(Activision for the PlayStation)
by Eric Johnson
Spider-Man is a big step in the right direction for the long but superhumanly unimpressive list of video games based on comic books. At it’s core, this may be a rather generic, level-based, run & jump three-dimensional platform game, but its character control is so fluid, unique, and fun and its translation of the material is so faithful, it eclipses any and all previously released superhero console titles.

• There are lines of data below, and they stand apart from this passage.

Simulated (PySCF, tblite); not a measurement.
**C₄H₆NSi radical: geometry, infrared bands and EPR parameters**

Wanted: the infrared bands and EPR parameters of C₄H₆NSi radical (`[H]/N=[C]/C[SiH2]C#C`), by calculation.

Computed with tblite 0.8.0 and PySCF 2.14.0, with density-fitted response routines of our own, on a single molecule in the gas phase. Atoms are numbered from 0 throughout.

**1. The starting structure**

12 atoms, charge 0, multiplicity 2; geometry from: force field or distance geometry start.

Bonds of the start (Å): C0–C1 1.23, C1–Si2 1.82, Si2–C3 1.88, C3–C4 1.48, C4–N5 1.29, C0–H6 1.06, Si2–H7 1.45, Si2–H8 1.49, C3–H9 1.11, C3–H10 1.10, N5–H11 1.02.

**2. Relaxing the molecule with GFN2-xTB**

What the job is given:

The powers derived from a “radioactive spider” bite endowed an awkward Long Island teenager with superhuman reflexes and strength, as well as the ability to jump thirty feet in the air and climb up any surface like a bug. He can’t fly, a speeding locomotive would kill him, and the only gadgets he gets to use are a pair of web shooters, yet he swings between New York skyscrapers like Tarzan. Translating the classic, hands-below-the-crotch, legs-over-the-head, one-hand-outstretched-to-fire-off-another-web pose thirty floors above Manhattan’s financial district image of Spider-Man into an enjoyable video game was a challenge the producers of this title met with valor. The controls are simple but take a little getting used to. Your character tends to react too quickly, for example. Just tapping the jump button gives you a vertical leap of about ten feet. If you happen to hit the ceiling, you’ll stick there and you can crawl around a bit. If you’re stuck to one wall and a guy’s shooting at you, the tap of a button could snare him in a soupy mass of spider spooge or zip you to a wall on the opposite side of a room. Much like standing on your desk, Spider-Man manages to feel fresh even though it isn’t original at all.
The plot is standard-issue comic book fodder: A procession of superpowered villains and standard-issue thugs produce a series of crisis situations that our hero must deal with while trying to figure out precisely who’s masterminding the whole thing. It’s all narrated by Stan Lee and packed with alternate costumes and instant action scenarios to make sure you get your money’s worth. The graphics take advantage of a basic comic book color palate and are generally simple and effective. The sound is just fine, the dialog is vintage all-ages comic book banter, and the rotating blades of a pursuing helicopter are convincing enough. One thing to take note of, Spider-Man comics came out a few years before X-Men and never exhibited the dark mood, tortured characterization or adult themes explored in that series. The lack of that edge endows both the comic and the game with a tongue-in-cheek innocence that makes this release accessible to all audiences. While not geared specifically toward kids, it does occasionally feel that way. It’s worth checking out as the first decent superhero video game, but it’s not the type of game I would spend money on at this point. If I had my way, the greater majority of Manhattan would be rendered, or some way would be found to give the player a variety of challenges to choose from. The game is too constricted and level-based for my liking. It is, however, a huge step in the right direction, and future releases of this type should do their best to emulate the parts that work. X-Men sure could use this treatment if they ever escape from Street Fighter knock off limbo.